Elon Musk Twitter

Elon Musk isn’t wasting any time changing Twitter.

Not only that, he’s taken the role of customer service, he’s making fun at the expense of the company’s inner processes, and he’s discussing grand ideas and massive changes with his Twitter followers.

We knew Musk’s era would be interesting times for Twitter, but judging by the Chief Twit’s first three days of reign, it will also be intense.

Take, as an example, Musk’s latest tweet (at writing time). In a poll, he’s asking his followers whether Twitter should bring back Vine, a short video sharing service it acquired in 2012 and shut down in 2016.

YouTuber MrBeast chimes in with a comment. « If you did that and actually competed with tik tok that’d be hilarious, » he says. « What could we do to make it better than TikTok, » Musk replies.

And there you go: Musk is casually spitballling ideas about bringing back a long-dead video sharing service, a feat that would no doubt cost Twitter a fair amount of money, with random people on the internet.

Given the pace Twitter has gone about making certain changes to the site (we’re looking at you, edit button), it’s almost understandable that Musk wants to move things at a different pace. And he’s not stopping at suggestions. As first reported by The Verge, Musk already overrode some internal circuit breakers to make an important change to Twitter’s homepage, which now shows trending tweets and news stories for logged-out users, instead of just a big prompt to log into (or sign up for) the service.

Twitter homepage
Twitter’s homepage now displays this if you’re logged out. Credit: Stan Schroeder/Twitter

Echoing the way he sometimes handles user complaints about Tesla vehicles, Musk also replied to a few users promising he’ll help out with their user account issues on Twitter.

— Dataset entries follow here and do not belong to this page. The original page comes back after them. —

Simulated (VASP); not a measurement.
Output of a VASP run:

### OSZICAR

In the last 24 hours, Musk has also made fun of an automated, internal email that prompted him to start a management tutorial, hinted at plans to make verification a subscription-only feature while also mentioning the verification process is being « revamped right now, » promised to allow for longer videos on the platform, and said character limits, one of Twitter’s main traits, would « absolutely » be removed. How’s that for three days’ work?

With key execs out of the picture and reports of more layouts incoming, it’s hard to say how quickly can Musk’s ideas (and his followers’ ideas) get implemented. But it doesn’t appear Musk is willing to wait very long before introducing new features — even if a few things break along the way.